Peugeot 207 SW: 6,148 miles
Second report: Our compact load-lugger is wearing well under the constant pressure of a pair of mucky pups
There’s been a biohazard in the Auto Express long-term fleet – and it’s time to get rid of it!
With the help of two little Gremlins, my sons Harry and George, our Peugeot 207 SW gets into a sticky mess on a weekly basis. But if the design is as clever as the firm says, getting it spotless again should be a breeze. So how does the Peugeot 207 SW fare in my ‘easy to clean’ challenge? On the surface, pretty well. The interior regularly gets the works thrown at it, from blackcurrant juice and crisps to cake and even cunningly concealed apple cores. Basically, we are talking a blindfolded chimps’ tea party – and on longer journeys there’s a sit-down buffet to follow.

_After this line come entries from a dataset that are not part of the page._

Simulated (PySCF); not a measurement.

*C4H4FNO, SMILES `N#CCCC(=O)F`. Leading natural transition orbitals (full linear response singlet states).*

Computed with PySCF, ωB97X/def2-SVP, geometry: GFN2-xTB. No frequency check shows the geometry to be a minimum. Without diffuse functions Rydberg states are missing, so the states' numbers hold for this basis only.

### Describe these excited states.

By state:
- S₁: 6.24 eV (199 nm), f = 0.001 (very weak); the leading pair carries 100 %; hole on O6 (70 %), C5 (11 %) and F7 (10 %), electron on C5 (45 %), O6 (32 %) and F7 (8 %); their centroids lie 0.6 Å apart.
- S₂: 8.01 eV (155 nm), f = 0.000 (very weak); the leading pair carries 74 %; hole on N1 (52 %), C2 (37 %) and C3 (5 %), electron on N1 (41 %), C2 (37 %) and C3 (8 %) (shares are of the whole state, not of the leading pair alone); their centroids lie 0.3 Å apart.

Despite the carnage, the trim usually comes up fine. Most of the interior fabric washes out after a gentle scrub with some upholstery cleaner. Even the cream-coloured roof lining reverts to its original shade. However, the mesh-style fabric on the centre of the rear seats is a different matter, as it attracts all the little crumbs. That’s not a problem if it’s dry and you’ve got the vacuum cleaner to hand, but if someone has spilt liquid over them, the bits are really stubborn to shift.
On the upside, the backs of the front seats can be returned to great condition in no time. Anyone with young kids will know this is the usual trouble spot, as it’s where children rest their mud-soaked weary feet after a long day out.
Vacuuming the mats and under the seats is reasonably straightforward, but the space between the centre console and front seats is so tight that it’s tricky to insert even the narrowest vacuum attachment. But we’re not complaining much, because the driving position is great.
Another area where Peugeot has got its family-friendly design right is the luggage space. The boot runners do a great job of keeping messy boxes, garden rubbish and general bits and bobs off the carpet. The chrome plate on the boot lip helps when lifting heavier items into the car, too. It acts like a front doorstep, removing all the muck as you slide a box or sack across it on to the rails, and then into the car. A quick wipe over and it’s shiny again!
The glass roof is less fun to clean. Despite all the arm ache, I really like the standard-fit panoramic top. When I’m driving alone I always have the interior cover retracted, but the option to seal out the sun is essential. The kids get cooked in the summer months, and ask me to close it whenever we set off.
Another novelty that has worn thin is the front and rear seatbelt sensor. Although I have previously championed the security of knowing both the young ones were buckled up, just lately the sensor has started bleeping while I’m the only one in the car. Sometimes it stops, other times it gets louder and louder until I have to pull over and plug in all the belts for the sake of my sanity. It’s a recent technical glitch, so watch this space for developments.
One other problem was down to driver error, but the Peugeot seems to have got us out of a scrape! While driving down a narrow road at school pick-up time, we caught a parked car. The horrible sound of metal against metal sounded expensive, but the door rubbing strips on the passenger side had taken the impact, protecting both doors and the rear wheelarch from damage. So despite leaving our details on the other car, at least the quote for the Peugeot is likely to be less than the insurance excess!
Second opinion WHEN I jumped into Darren’s 207 SW the other weekend, I expected to find evidence of its tough family car use. Thankfully, he’d just carried out his big clean, and the Peugeot was like new.
I was also pleased not to be carrying any passengers in the back – so I could enjoy the sunshine with no complaints! I reckon the SW is a capable small estate, too. A friend of mine has an old Skoda Fabia load-lugger, and the Peugeot is much better looking.